In recent weeks there has been a lot of debate about the conflict between the expansion of the ABC and other media providers, including subscription television and potential online subscription services.

Jonathan Holmes in The Drum called it ‘the showdown over Australia’s new media landscape’, and correctly observed that the conflict derives from the foray of the publicly funded Aunty into markets that need to make money in order to survive.
The temptation is to portray this as another public-interest-versus-private-interest argument. But it’s not. Holmes’ article refreshingly didn’t fall into this trap, although he accurately set out the revenue implications for companies like FOXTEL of the ABC’s planned new services. As a businessman, this hurts—as does the long list of anti-competitive and wasteful subsidies and protections given to Seven, Nine and Ten. But it also hurts as someone with a passion for television and someone who believes in the potential of television to be more than just wires and lights in a box—as the Ed Murrow character in the movie Good Night and Good Luck put it.
I want to look at the issue of the ABC’s relentless expansion from another perspective—the one that should always be foremost in our minds: its implications for the quality of Australian television. It’s my belief that the Corporation’s strategy of expanding the breadth of its activities rather than improving the quality of its activities is to the detriment of the intellectual and creative life of our nation.
For decades, the ABC has been a loved and respected Australian institution, and for good reason. In the ‘old days’ the ABC provided a unique outlet a person could turn on to view often challenging programming. It was one of the formative cultural influences for millions of Australians, including me.
The cause of this lies in the very nature of the medium of pre-digital TV itself.
Because television was ‘broadcasted’ rather than ‘narrowcasted’ in the pre-digital age, commercial stations were forced by market logic to compete for the same audience, inevitably converging around similar programming. It’s the same marketing principle that leads political parties to converge on the centre ground to get 51 per cent of the voter share. This is not to say that the commercial broadcasters did not produce some quality shows, of course they did. But the nature of the medium means they often offered a choice between similar products with different labels.
In other words, the nature of pre-digital television made a serious form of market failure in terms of certain kinds of programming inevitable. Sections of the population went un-catered-for—hence Murrow’s lament that television has failed its true purpose. Only the ABC, free of commercial considerations, was able to offer really different programs—providing some market correction or rather a sense of balance with other perspectives and focus on things often omitted in the mainstream.

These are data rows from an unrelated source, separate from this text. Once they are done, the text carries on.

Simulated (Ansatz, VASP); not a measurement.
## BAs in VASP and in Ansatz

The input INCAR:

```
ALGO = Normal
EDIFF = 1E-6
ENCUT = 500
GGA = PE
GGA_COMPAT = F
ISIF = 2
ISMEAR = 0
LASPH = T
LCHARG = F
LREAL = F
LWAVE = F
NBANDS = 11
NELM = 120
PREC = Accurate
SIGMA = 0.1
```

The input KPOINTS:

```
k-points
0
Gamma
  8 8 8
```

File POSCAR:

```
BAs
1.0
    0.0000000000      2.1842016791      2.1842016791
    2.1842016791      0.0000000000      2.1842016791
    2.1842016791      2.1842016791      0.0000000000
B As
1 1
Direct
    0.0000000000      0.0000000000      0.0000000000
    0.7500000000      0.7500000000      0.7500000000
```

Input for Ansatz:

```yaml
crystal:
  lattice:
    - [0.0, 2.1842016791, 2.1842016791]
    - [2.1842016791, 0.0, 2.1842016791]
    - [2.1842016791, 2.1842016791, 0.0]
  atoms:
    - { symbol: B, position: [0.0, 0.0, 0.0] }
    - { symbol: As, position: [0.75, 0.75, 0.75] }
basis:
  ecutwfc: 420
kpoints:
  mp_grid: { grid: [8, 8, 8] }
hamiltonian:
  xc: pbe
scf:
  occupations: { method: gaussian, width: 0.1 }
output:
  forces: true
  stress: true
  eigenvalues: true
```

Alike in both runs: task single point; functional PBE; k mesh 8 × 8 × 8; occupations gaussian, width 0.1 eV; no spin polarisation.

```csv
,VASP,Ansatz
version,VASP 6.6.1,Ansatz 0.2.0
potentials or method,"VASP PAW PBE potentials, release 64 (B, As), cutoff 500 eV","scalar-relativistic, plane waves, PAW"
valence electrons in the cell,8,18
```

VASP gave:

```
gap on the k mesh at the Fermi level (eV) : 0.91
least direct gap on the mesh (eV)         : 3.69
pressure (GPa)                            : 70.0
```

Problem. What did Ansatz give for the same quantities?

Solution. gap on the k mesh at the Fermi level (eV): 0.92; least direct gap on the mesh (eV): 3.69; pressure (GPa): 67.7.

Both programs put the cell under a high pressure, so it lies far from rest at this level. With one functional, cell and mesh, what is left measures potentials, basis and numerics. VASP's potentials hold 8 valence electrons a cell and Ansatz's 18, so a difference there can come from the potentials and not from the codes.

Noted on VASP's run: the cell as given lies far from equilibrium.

There is still a difference between what the commercial channels and the ABC offer, especially in most news and serious current affairs, although the gap in programming areas is narrowing (and certainly in the 90’s was sometimes not there in current affairs at all).
Most noticeable has been the steady decline in the intellectual content of the ABC’s programming. Ironically the ABC shows much less Australian content than the commercial channels, whilst we all recall Sea Change with affection it didn’t represent a distinguished period in the ABC in local output and the ABC has not yet recovered to levels of Australian output it had in the 70’s. It’s difficult to visit a seaside or country town these days without being an unwitting extra in an ABC ‘drama’ from that memorable series. But where is the volume we need of truly high-quality Australian programming? Where are the serious Australian-made documentaries, drama, mini-series and performance art programs on the ABC? You can still find them, but they’re fewer and further between than they should be especially given the current massive increased level of ABC funding.
What viewers want and deserve and should be getting for their ABC taxes is superior, content and a capital A in terms of national programming. There should be more dramatized novels, more serious discussion of books and science, and more edgy ABC-made versions of, The Wire and Mad Men. This—improving content quality and scope —is where the ABC should be spending the $137 million in extra funding it is getting from the Federal Government.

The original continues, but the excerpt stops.